Some of the all time greats of mathematics (e.g. Euler) also wrote high school/undergraduate college level textbooks. Now, they're written by corporations that are heavy on graphic design talent and light on mathematical acuteness.
FWIW, mathematics textbooks are hardly the only, or even necessarily even the worst, offenders. They are less prone to outright snafus than science textbooks, and more resistant to the latest educational politics trends than the social sciences and humanities. One of the more depressing gafs from the middle of the source post is this one:
When I point out critical errors in content to a developer’s project manager, there’s generally a pause at the other end of the phone. I’m ruining their day, handing them a problem they don’t want, can’t possibly address given their resources and time. Some do their best; they’ll ask me to make corrections and bump up my rate a bit. Some will ask me to make notes so that they can fix the errors and do the rewrites themselves on their own time. Others will simply sigh, “The publisher knows it’s bad. Just do the best you can.” The publisher knows it’s bad. And yet, it doesn’t seem to matter. That’s because the sales and marketing team is already at work developing videos, brochures, webinars, catalog copy, and whatever else their bloated budgets will allow in order to sell what doesn’t actually exist—a quality product. . . .

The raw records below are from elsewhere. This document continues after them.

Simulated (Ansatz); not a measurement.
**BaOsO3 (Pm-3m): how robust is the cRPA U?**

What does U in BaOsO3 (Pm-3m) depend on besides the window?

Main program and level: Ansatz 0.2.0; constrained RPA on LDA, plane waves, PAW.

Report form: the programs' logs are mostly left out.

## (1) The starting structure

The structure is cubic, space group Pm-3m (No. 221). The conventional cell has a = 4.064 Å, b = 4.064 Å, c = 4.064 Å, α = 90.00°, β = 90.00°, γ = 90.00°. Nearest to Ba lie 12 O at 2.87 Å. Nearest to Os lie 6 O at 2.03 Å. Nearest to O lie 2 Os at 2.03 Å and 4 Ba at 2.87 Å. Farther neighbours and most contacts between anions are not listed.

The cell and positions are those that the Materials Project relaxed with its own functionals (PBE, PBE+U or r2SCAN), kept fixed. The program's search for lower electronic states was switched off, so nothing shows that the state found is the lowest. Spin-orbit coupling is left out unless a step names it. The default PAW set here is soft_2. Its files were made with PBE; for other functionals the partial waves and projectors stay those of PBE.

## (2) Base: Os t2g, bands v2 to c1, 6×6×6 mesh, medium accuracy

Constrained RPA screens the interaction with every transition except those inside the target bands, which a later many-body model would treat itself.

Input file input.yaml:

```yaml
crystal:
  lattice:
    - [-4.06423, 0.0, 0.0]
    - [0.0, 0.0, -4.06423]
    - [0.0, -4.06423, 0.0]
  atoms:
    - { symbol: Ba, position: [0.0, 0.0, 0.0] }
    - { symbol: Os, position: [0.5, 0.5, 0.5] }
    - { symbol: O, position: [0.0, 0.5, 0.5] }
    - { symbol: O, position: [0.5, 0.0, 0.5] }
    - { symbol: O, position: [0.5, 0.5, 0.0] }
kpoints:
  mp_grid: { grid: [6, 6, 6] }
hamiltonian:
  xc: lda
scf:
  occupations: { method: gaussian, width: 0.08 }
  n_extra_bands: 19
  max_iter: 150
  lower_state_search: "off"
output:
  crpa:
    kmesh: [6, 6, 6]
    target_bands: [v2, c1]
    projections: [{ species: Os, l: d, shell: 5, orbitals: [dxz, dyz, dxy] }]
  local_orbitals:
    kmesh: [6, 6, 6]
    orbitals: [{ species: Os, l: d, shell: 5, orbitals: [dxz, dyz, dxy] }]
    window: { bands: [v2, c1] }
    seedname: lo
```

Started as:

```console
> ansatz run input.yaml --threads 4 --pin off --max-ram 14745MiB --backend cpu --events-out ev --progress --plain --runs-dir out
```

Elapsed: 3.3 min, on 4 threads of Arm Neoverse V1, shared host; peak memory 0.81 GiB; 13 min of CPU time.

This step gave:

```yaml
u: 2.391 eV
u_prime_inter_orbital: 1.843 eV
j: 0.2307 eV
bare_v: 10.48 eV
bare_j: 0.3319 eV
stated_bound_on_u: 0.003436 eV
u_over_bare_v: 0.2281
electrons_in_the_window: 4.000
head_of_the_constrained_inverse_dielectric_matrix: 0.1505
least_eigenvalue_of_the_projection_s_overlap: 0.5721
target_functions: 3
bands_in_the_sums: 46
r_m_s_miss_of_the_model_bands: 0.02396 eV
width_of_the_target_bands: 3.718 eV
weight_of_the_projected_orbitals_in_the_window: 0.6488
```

A more recent math project I was hired to edit was not only full of content errors, the books were so peculiar in the execution of math concepts and instruction that I hadn’t seen anything like it in all my 20+ years of experience. I asked the project manager if she’d ever seen math approached in this manner. She gave a resigned groan and said no, but this was what the publisher wanted. The books in question were a series of supplemental products designed for struggling students, which is sadly ironic because students of all abilities will indeed struggle to complete the lessons in these books. How could this happen, you might ask? Well, the books were published by a company that was reorganized a few years ago in order to boost profits. That’s when the bulk of the product development staff was let go and the budget for their department slashed. Meanwhile, the marketing and sales departments swelled, as did their budgets. And though many of those in charge now have lofty MBAs, few have little, if any, experience in publishing of any kind, never taught in a classroom, and haven’t the first clue of how to build a coherent educational book from start to finish. The lust for the bottom line—that is how this happens.
It sounds so much like the worst parts of my stint in for profit higher education its cringeworthy. Textbook writing is right up there on the list of activities that big, for profit businesses do poorly.
It is a bit odd really, considering that on the whole, books have not been at the epicenter of areas where capitalism and copyright have just stopped working the way they are supposed to work. Book publishers look superficially like their in the land of peaches and honey compared to record companies and movie studios to hear the folks in the respective industries talk, without actually confirming the facts (although retail book stores are in a rather less blissful state).
One of the big trends in math textbook writing, that I see in the Denver Public Schools curriculum is the dreadful trend of fragmentary cycling - spreading out a topic over a tiny part of the year over many yeras (with lots of repetition) rather than doing a whole subject, mastering it effeciently, and then moving on to something else that builds on it. (And then, there is the dreaded "lattice method"!) There is also way too much teaching down to grade level standards rather than pushing kids, and way too much of a learn a year, recover a year, learn a year pattern.
It is possible to write good textbooks. I still have my wonderful high school geometry textbook, the first that I tought myself from, ignoring what was going on in class. But, somehow, as the author of the linked posts note, you have to develop a purchasing end of the system that rewards excellence rather than mediocrity. Maybe we need to migrate to the system that is in place in higher education, where individual teachers are trusted to pick their own textbooks and text book companies court them relentlessly. Somehow, I'm not hopeful on that score.